Categories, Pages, and URLs

Tuesday, August 8, 2006

A brief update from the Information Architecture Implementation Subcommittee…

So we’ve got URLs like this (pages):
http://staging.false-profit.com/partners

And URLs like this (categories):
http://staging.false-profit.com/category/events

That’s annoying, because I really want the second URL to just be http://staging.false-profit.com/events/ — it shouldn’t matter that it’s a category. There’s a thread on the WP forum about this:
http://wordpress.org/support/topic/41363

But no one there seems to have made much progress. Setting the category-base to ./ doesn’t work. I see our two options as this:

1. Use a PHP eval plugin like RunPHP to execute loop code within pages set up at each URL we care about. Use the get_posts template tag.

Pros: Not much code to write. Makes the page for a given URL easy to find and update. Each page can be totally customized as far as how it displays things.

Cons: Need to put what’s basically the same loop code into many pages. (Could package it up as a function and include it to avoid some of that weirdness.) Results in two places to find the same stuff: /news and /categories/news would both list news posts, maybe in different ways, which is weird. There might be extra overhead for the RunPHP plugin.

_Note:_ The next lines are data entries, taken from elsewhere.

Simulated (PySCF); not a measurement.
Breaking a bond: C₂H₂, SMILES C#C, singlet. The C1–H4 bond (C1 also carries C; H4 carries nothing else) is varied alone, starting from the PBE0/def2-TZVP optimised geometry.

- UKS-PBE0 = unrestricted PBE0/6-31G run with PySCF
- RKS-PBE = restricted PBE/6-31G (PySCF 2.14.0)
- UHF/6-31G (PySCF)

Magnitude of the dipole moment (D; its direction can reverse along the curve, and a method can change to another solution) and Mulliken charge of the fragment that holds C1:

2. Use mod_rewrite or a custom 404 to proxy queries for anything not found in the root to /category/that_thing. Use sticky category posts or custom category templates to provide the static content in each page.

Pros: Don’t need to create a page for each category in addition to the category itself. No plugins or code. Only need this one rewrite rule.

Cons: To customize the category appearance, you have to create a custom category page within the theme. If someone requests a page that doesn’t exist and doesn’t have a category, we’ll end up looking in /nonexistent and /category/nonexistent, which is weird if they’re asking for nonext.jpg or something like that. It doubles the overhead of each 404.

I lean toward the former. (Makes customizing the appearance of what’s going on at each URL simpler and keeps people from needing to muck around in the theme with stuff like category-8.php which is annoying to try to figure out what it goes with.) Thoughts? Other ways to handle this?

Update: Third option to hack the classes.php. I still prefer the first method.

Postscript: What we’ve actually done is two things:

Use a redirect plugin to forward the URLs we want to the URLs that exist. This makes it easy for any of our editors to create a new top-level URL by just creating a page and setting a Custom Field on that page called “redirect” — no mod_rewrite hacking necessary.

Write some PHP to put The Loop on pages (as the original option 1 suggested). Examples at the Dividend and Equity pages.